Thursday, December 13, 2012

When Does A 401(k) Contribution Become A Plan Asset? New 11th Circuit Decision Provides Insight

In Pantoja v. Edward Zengel & Son Express Inc., Case No. 12-10036 (11th Cir. Dec. 12, 2012), the United States Court of Appeals for the Eleventh Circuit ruled that a section 401(k) plan participant's claim that his employer committed a fiduciary breach under ERISA by failing to forward certain employer contributions to the plan failed because the contributions in question did not constitute "plan assets" under ERISA. The court held that employer contributions to Section 401(k) plans do not become "plan assets" prior to being remitted to the plan absent “specific and clear” plan language providing otherwise.
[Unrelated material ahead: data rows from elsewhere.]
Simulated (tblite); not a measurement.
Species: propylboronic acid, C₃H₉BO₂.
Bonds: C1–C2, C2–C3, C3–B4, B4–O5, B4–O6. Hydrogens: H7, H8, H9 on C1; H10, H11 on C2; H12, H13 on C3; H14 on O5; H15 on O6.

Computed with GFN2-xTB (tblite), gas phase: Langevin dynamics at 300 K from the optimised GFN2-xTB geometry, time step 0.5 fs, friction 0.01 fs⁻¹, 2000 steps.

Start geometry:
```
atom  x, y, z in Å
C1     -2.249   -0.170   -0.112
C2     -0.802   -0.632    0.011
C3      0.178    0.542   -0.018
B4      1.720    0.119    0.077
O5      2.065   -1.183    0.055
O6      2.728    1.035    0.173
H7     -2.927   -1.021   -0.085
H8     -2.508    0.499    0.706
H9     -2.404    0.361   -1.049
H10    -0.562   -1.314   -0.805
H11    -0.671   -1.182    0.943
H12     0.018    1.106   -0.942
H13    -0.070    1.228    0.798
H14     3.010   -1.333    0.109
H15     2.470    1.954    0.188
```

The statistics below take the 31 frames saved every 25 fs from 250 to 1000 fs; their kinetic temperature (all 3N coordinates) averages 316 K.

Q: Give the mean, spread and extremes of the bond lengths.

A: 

By way of background, the defendant, Edward Zengel & Son Express Inc. ("EZS"), contracted with the U.S. Postal Service to haul mail in its trucks. The contract required EZS to provide fringe benefits to its employees either by paying them as wages or depositing them into a Section 401(k) plan. To satisfy its fringe benefit obligation, EZS elected the latter method and established a Section 401(k) plan for its employees. The plaintiff, Manuel Pantoja, worked for EZS for about six months in 2009. During that time, EZS withheld fringe benefits totaling $3,472 and failed to remit most of the money due the Plan on Pantoja's behalf, instead using the money to pay its employer payroll taxes. After receiving a benefit statement indicating that his Section 401(k) account balance was less than $300, Pantoja filed suit against EZS and three of its corporate officers. EZS subsequently paid into the plan the funds attributable to Pantoja plus interest. At the district court level, the court granted partial summary judgment to EZS on the issue of liability under ERISA. The district court found that the fringe benefits withheld did not constitute “plan assets” and that EZS therefore did not breach a fiduciary duty as a matter of law. Pantoja appealed to the Eleventh Circuit.
On appeal, the Eleventh Circuit first noted that, while Department of Labor regulations make clear that an employee's elective contributions to an ERISA plan constitute plan assets, those regulations do not address the status of employer contributions to a plan. Thus, the Eleventh Circuit looked to its own precedent, finding it had “held that unpaid employer contributions are not ‘plan assets' unless specific and clear language in the plan documents or other evidence so indicates." The Eleventh Circuit continued on to say that this reliance on clear plan language was justified by the “unfairness in imposing strict fiduciary responsibilities—and personal liability—upon corporate officers who are not clearly aware of their status as fiduciaries.” Pantoja argued that his case was “distinguishable” because EZS's obligation to contribute to the plan stemmed from a written contract with the Postal Service and was therefore “mandatory.” The Eleventh Circuit rejecting this argumentstating that, in every case Pantoja cited in which the court found employer contributions to be plan assets, the plan documents “clearly indicated contributions became assets when ‘due' or ‘owing,' rather than when they were actually remitted to the plan.” In the instant case, the Eleventh Circuit found “no clear and specific language indicating the fringe benefits are ‘plan assets' before they are actually remitted to the Plan.” Accordingly, EZS did not breach a fiduciary duty “as a matter of law" and the Eleventh Circuit affirmed the decision of the district court.